On 2018/10/05 18:38, Alexander Bluhm wrote:
> IPv6 Source selection is a mess!
> 
> > ICMP6 messages
> > are generated with a source of, I think, the local address associated with
> > the route to the recipient,
> 
> It is not that simple.  Look at in6_ifawithscope() in sys/netinet6/in6.c.
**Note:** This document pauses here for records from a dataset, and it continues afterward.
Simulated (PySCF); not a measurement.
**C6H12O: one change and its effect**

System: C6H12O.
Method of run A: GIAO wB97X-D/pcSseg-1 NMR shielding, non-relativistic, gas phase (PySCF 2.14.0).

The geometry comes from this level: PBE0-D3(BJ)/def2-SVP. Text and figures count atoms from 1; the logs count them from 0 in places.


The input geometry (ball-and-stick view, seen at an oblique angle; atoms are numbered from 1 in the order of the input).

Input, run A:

I know that's used for newly generated packets, but I'm not sure it's the
case for icmp6, I haven't tried modifying the kernel to confirm for sure
that this is the code generating the address in this case, but it seems
likely, in icmp6.c:

1111         /*
1112          * If the incoming packet was addressed directly to us (i.e. 
unicast),
1113          * use dst as the src for the reply.
1114          * The IN6_IFF_TENTATIVE|IN6_IFF_DUPLICATED case would be VERY 
rare,
1115          * but is possible (for example) when we encounter an error while
1116          * forwarding procedure destined to a duplicated address of ours.
1117          */
1118         rt = rtalloc(sin6tosa(&sa6_dst), 0, rtableid);
1119         if (rtisvalid(rt) && ISSET(rt->rt_flags, RTF_LOCAL) &&
1120             !ISSET(ifatoia6(rt->rt_ifa)->ia6_flags,
1121             IN6_IFF_ANYCAST|IN6_IFF_TENTATIVE|IN6_IFF_DUPLICATED)) {
1122                 src = &t;
1123         }

> Could you provide your ifconfig and route output?  So we could
> figure out into which path of this algorith you are running.

The host running traceroute has a handful of global scope addresses on
loopback interfaces, plus a global scope address on a vlan interface
facing the next router, all advertised into ospf.

The default source address is one of the loopbacks,
2001:67c:15f4:a423::26, so the only route back from the rest of the
network to this address is via link-locals all the way.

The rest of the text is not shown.